IN THE SUPREME COURT OF CALIFORNIA

BRIAN RANGER, Plaintiff and Appellant, v. ALAMITOS BAY YACHT CLUB, Defendant and Respondent.

S282264

Second Appellate District, Division Eight B315302

Los Angeles County Superior Court 19STCV22806

February 27, 2025

Justice Evans authored the opinion of the Court, in which Chief Justice Guerrero and Justices Corrigan, Liu, Kruger, Groban, and Jenkins concurred. RANGER v. ALAMITOS BAY YACHT CLUB S282264

Opinion of the Court by Evans, J.

In general, those who are injured while on board a vessel in navigable waters because of the negligence of their employer or the vessel owner may have a cause of action under a federal statute, judge-made general maritime law, or both. (See 1 Schoenbaum, Admiralty and Federalism (6th ed. Nov. 2023 update) §§ 4:1, 5:4.) In this case, plaintiff Brian Ranger (Ranger) seeks damages under general maritime law for injuries he alleges were caused by the negligence of his vessel-owning employer, defendant Alamitos Bay Yacht Club (the Club). The Club argues that Ranger is barred from asserting these federal common law claims because he does not qualify as a statutory “employee” within the meaning of the Longshore and Harbor Workers’ Compensation Act (LHWCA; 33 U.S.C. § 901 et seq.). The LHWCA, as amended in 1984, excludes from the federal workers’ compensation scheme individuals who (like Ranger) are employed by “a club” and “are subject to coverage under a State workers’ compensation law.” (33 U.S.C. § 902(3)(B).) The Court of Appeal agreed with the Club and affirmed the order sustaining the Club’s demurrer to Ranger’s complaint without leave to amend. We conclude the Court of Appeal erred. The 1984 amendments to the LHWCA specify which workers’ compensation scheme — federal or state — applies, but they did not themselves purport to abrogate available general maritime remedies for those outside the LHWCA’s scope. Nor, under the

1 RANGER v. ALAMITOS BAY YACHT CLUB Opinion of the Court by Evans, J.

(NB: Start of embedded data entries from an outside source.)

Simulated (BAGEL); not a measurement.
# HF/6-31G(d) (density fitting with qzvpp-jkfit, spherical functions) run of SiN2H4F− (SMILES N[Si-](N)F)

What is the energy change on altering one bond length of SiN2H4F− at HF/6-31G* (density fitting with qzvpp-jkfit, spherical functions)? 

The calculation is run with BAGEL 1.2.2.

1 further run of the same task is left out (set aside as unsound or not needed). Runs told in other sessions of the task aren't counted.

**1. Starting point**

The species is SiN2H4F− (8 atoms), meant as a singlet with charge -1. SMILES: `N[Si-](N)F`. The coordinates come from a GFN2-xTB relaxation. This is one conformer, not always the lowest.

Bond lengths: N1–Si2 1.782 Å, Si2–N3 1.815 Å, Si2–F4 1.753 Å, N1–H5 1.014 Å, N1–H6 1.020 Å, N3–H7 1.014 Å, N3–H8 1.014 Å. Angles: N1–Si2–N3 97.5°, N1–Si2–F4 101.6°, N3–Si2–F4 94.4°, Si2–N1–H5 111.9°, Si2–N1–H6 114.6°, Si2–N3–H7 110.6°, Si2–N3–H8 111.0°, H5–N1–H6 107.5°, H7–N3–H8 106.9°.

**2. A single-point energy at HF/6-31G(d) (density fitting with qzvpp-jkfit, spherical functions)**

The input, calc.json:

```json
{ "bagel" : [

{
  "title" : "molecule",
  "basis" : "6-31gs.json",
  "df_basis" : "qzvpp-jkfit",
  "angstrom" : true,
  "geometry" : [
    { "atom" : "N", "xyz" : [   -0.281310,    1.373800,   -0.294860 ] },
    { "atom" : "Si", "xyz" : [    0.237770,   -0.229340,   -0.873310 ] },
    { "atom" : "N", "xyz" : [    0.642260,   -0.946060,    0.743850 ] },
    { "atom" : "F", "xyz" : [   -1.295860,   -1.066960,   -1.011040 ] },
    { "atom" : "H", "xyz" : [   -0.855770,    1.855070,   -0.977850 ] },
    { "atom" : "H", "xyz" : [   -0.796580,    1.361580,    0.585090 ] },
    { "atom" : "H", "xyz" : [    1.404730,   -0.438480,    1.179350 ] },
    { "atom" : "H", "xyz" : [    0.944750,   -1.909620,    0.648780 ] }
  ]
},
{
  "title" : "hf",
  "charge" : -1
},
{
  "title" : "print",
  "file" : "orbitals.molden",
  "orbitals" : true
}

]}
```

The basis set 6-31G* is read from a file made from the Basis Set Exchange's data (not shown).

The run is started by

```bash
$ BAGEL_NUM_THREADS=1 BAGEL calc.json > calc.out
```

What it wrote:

supremacy clause of the federal Constitution, may the exclusive- remedy provision in California’s workers’ compensation scheme be applied to deprive a plaintiff of a substantive federal maritime right. Whether Ranger’s general maritime claims might be barred under other provisions of the LHWCA — and whether Ranger’s claims properly invoked admiralty jurisdiction in the first place — are issues the Court of Appeal has not yet addressed. We therefore reverse the judgment of the Court of Appeal and remand for further proceedings. I. BACKGROUND Ranger was a maintenance worker for the Club. As part of his duties, he painted, cleaned, maintained, and repaired the Club’s fleet of vessels. He also was tasked with hoisting the Club’s vessels in and out of navigable waters and mooring them. On August 28, 2018, Ranger was assigned to lower a vessel into navigable waters using “a hoist, boom and hook, and thereafter to moor the vessel in navigable waters.” Once the vessel had been lowered into the water, Ranger boarded to unlock the vessel from the boom and moor it to the dock. Ranger alleges that he was required to board “directly onto an uneven, slippery and sloped surface at the bow of the vessel without adequate means of maintaining balance and stability,” causing him to slip and fall, “proximately causing him to sustain serious injuries and damages.” Ranger applied for state workers’ compensation and then sued the Club in superior court. (Ranger v. Alamitos Bay Yacht Club (2023) 95 Cal.App.5th 240, 242 (Ranger).) Ranger’s second amended complaint asserted two claims under general maritime law, which is “a species of judge-made federal common law.” (Yamaha Motor Corp. v. Calhoun (1996) 516 U.S. 199, 206.) The first cause of action asserted that the

2 RANGER v. ALAMITOS BAY YACHT CLUB Opinion of the Court by Evans, J.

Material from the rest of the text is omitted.